Issue (i): Whether the transfer pricing adjustment made in respect of salary cross-charge paid to global sales personnel was sustainable when the associated enterprise segment was already benchmarked under TNMM.
Analysis: The salary cost of global sales personnel formed part of the operating cost of the software development segment and was closely connected with the sale of software products and services to associated enterprises. That segment had already been benchmarked at arm's length under TNMM and accepted in assessment. The separate benchmarking of only the salary cross-charge was inconsistent with the acceptance of the composite transaction under TNMM, and the material placed on record supported the allocation and business nexus of the cost.

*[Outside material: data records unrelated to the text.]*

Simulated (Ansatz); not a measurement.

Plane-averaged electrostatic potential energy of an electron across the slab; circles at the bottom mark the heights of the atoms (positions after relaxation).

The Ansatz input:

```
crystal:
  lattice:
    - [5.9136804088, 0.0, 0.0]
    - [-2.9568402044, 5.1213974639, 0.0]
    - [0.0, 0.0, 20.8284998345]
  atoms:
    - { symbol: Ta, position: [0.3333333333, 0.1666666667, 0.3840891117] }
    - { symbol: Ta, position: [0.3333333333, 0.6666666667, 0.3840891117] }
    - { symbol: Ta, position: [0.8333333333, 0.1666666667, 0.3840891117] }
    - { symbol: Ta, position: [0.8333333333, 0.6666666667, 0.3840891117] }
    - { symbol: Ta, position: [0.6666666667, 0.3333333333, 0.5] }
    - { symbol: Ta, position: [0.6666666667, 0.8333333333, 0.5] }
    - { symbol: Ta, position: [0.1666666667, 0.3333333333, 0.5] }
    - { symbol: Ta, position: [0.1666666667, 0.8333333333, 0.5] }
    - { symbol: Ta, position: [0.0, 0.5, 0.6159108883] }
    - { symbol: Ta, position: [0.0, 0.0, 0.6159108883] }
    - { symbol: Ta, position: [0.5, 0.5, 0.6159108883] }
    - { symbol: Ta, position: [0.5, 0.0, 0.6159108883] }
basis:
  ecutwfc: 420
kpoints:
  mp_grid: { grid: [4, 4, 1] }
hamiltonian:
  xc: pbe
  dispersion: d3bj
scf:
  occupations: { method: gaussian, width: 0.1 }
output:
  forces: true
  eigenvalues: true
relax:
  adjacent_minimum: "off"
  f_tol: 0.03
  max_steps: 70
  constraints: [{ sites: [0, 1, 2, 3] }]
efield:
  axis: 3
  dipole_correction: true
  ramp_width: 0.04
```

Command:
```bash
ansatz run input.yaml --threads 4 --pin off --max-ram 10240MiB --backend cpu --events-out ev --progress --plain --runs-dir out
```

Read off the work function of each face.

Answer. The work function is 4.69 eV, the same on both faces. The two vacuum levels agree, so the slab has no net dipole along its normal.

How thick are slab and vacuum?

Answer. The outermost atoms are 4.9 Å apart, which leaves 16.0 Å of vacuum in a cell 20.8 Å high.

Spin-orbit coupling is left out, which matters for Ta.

Conclusion: The separate transfer pricing adjustment was not justified and the addition was deleted in favour of the assessee.
Issue (ii): Whether the adjustments/disallowances made in the intimation under section 143(1) could be challenged in the present appeal arising from the final assessment order.
Analysis: The impugned adjustments had been made in the intimation under section 143(1) and were not independently examined in the final assessment order under section 143(3) read with section 144C. The proper cause of action arose from the intimation itself, which is separately appealable, and the pending rectification application also related to that intimation. The present proceedings were therefore not the proper forum for adjudicating those adjustments on merits.
Conclusion: The challenge to the section 143(1) adjustments was rejected, leaving the assessee to pursue the separate statutory remedies in respect of that intimation.
Final Conclusion: The appeal succeeded only on the transfer pricing issue, while the objections relating to the intimation under section 143(1) were not entertained in this appeal.
Ratio Decidendi: Once an international transaction or segment has been benchmarked under TNMM and accepted at arm's length, a closely connected component of that very transaction cannot ordinarily be carved out and benchmarked separately under a different approach; separately, adjustments arising from an intimation under section 143(1) must be pursued through the remedies provided against that intimation.